I will begin by saying as a layman, I affirm the statements in the BoD concerning the expression of human sexuality. So, allow me to set up a scenario that until recently has troubled me.
A person begins attending church. They attend for a number of weeks truly appear to be seeking a restored relationship with God and demonstrate a truly penitent heart. They then have some discussions with leadership. They then introduce their partner -- a person of the same sex. By all indications they are moving in a trajectory that would typically lead to a deeper commitment within the community of faith.
What is the reaction when this person requests to join the church? It seems easy to say that church membership could not be extended to a person who is living a lifestyle incompatible with Christian teaching and by extension, Christian living? It seems in this case we should encourage a person to live a life that is in agreement with the teaching of Christ in marriage being between a man and a woman and that the two will become one flesh.

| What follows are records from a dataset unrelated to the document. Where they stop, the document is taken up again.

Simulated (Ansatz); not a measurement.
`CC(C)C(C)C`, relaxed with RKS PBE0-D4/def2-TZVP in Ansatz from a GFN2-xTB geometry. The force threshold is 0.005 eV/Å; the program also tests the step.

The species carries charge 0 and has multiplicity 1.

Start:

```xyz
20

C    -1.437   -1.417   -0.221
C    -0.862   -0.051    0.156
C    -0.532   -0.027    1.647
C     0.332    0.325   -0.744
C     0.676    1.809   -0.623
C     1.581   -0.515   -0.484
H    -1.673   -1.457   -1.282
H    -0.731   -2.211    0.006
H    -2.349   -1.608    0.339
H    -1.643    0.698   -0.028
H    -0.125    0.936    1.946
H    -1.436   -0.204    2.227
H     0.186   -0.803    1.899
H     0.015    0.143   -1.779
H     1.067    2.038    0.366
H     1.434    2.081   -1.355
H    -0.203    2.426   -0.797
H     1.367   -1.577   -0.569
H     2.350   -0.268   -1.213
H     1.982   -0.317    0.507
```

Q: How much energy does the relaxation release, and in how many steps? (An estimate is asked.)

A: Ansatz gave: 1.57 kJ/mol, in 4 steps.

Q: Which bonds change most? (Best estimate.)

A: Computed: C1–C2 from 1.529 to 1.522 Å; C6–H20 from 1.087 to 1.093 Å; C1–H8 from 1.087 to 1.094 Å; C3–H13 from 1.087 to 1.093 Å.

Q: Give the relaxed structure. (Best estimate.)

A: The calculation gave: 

What bothered me for some time in this scenario is that essentially two people who have committed to one another are being asked to put aside an element of that commitment, a relationship is being broken. This seems to be a steep price to pay in breaking one relationship to repair another.
However... as those seeking to repair our relationship with our creator we are in fact setting back to the one true relationship to which we created to fulfill. All other relationships are in fact secondary to our personal relationship with God.
But what about that other relationship we are asked? As Christians, we are told that we must deny ourselves, take up our cross and follow Jesus. This denial of self applies to each of us. For the adulterer, for the liar, for the thief, for the self absorbed, for the manipulator, for the self abuser -- each of us is called to deny ourselves. This is not a unique requirement for the homosexual, it is in fact the requirement of all who would follow Christ. Does it come with a price -- doesn't any thing of value come at some price? We were bought with a price, a price that was impossibly high for us to pay. Let us not cheapen grace by assuming that we can get by without any personal sacrifice.
I would also argue that this applies in the case of abortion. I have heard many who would desire to live after Christ say that abortion is a personal right of women. I would only offer that if you are talking about personal rights, you are not talking about a full commitment to the call of Christ. If you think you have a right to your own body, then you are denying the full sacrifice of Christ. I read a quote recently by RC Sproul Jr. that goes, "If the lesson you get from Jesus hanging with sinners is you should hang more with sinners, you're confused on who you are in the story." This seems to apply in this case, you can't take up the mantle of Christ as in this quote one day to hang with sinners and in the next declare your own rights. You either love under the rule of Christ or not. It isn't a smorgasbord where we get to pick what feels comfortable and we leave what causes discomfort. Christ could have skipped ahead to the resurrection but he chose to submit to the fullness of sacrifice for our us. Let's not cheapen grace by thinking we can help ourselves to the pleasure and none of the pain.
Perhaps the person in the scenario will be called to forgo a life of sexual fulfillment if they can never overcome same sex attraction. But to say that to have true love requires sexual intimacy is then to deny an intimate relationship with God. The height of love will never be demonstrated in a sexual relationship, to demand it must be is to obscure the gospel and to make our relationship with God as something other than the ultimate calling on our life.
I will close by quoting someone else, I wish I knew who it was -- "I am not called to heterosexuality, I am called to holiness."